Hello, I just wanted to see if there was any way I could find a faster alternative to downloading the ILSVRC12 dataset; in the tutorial (two days to a demo) it mentions that it should take overnight on a decent Internet connection. I am guessing the author must have has a T-1 connection, as it apparently is going to take ~5 days to download all the images on my connection.
My system has other jobs to do, and I can’t tie it up for an uninterrupted 5 day download session. Might there at least be a way to download the dataset in chunks and not have to start from the beginning again?
The crawler script reads a file of image URLs, you could remove those URLs that you already have or remove URLs that you aren’t interested in (either in the file or by modifying the script). Also here appears a recent project that crawls Google Images using Python.
If you would prefer to use your own images, the imageNet example from 2 Days to a Demo is pretty easy to get images for in DIGITS image directory format - save a bunch of images of what you want to recognize into a folder named after each class.
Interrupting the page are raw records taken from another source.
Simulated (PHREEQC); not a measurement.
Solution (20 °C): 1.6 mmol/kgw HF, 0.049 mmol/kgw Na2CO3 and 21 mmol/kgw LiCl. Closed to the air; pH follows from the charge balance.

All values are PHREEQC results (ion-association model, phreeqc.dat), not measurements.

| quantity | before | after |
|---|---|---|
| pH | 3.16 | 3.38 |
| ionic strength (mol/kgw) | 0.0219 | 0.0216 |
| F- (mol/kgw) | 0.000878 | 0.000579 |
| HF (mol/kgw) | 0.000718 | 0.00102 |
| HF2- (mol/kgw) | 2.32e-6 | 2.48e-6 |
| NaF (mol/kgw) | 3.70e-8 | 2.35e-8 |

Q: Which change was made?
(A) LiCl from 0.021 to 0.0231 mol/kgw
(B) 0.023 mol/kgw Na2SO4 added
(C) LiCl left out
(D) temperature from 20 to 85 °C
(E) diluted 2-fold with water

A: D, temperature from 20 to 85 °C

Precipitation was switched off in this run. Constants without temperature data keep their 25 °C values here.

Finally, you can skip ahead to the detectNet or segNet portion of the tutorial while the crawler script runs, if you prefer.
That’s a great point; I was looking at the datasets and wasn’t really interested in identifying birds, etc. Our application is much more specific. As far as collecting our own images, is it fair to say that it really doesn’t matter what kind of crawler you use to get them, as long as they are arranged in the expected file/folder hierarchy?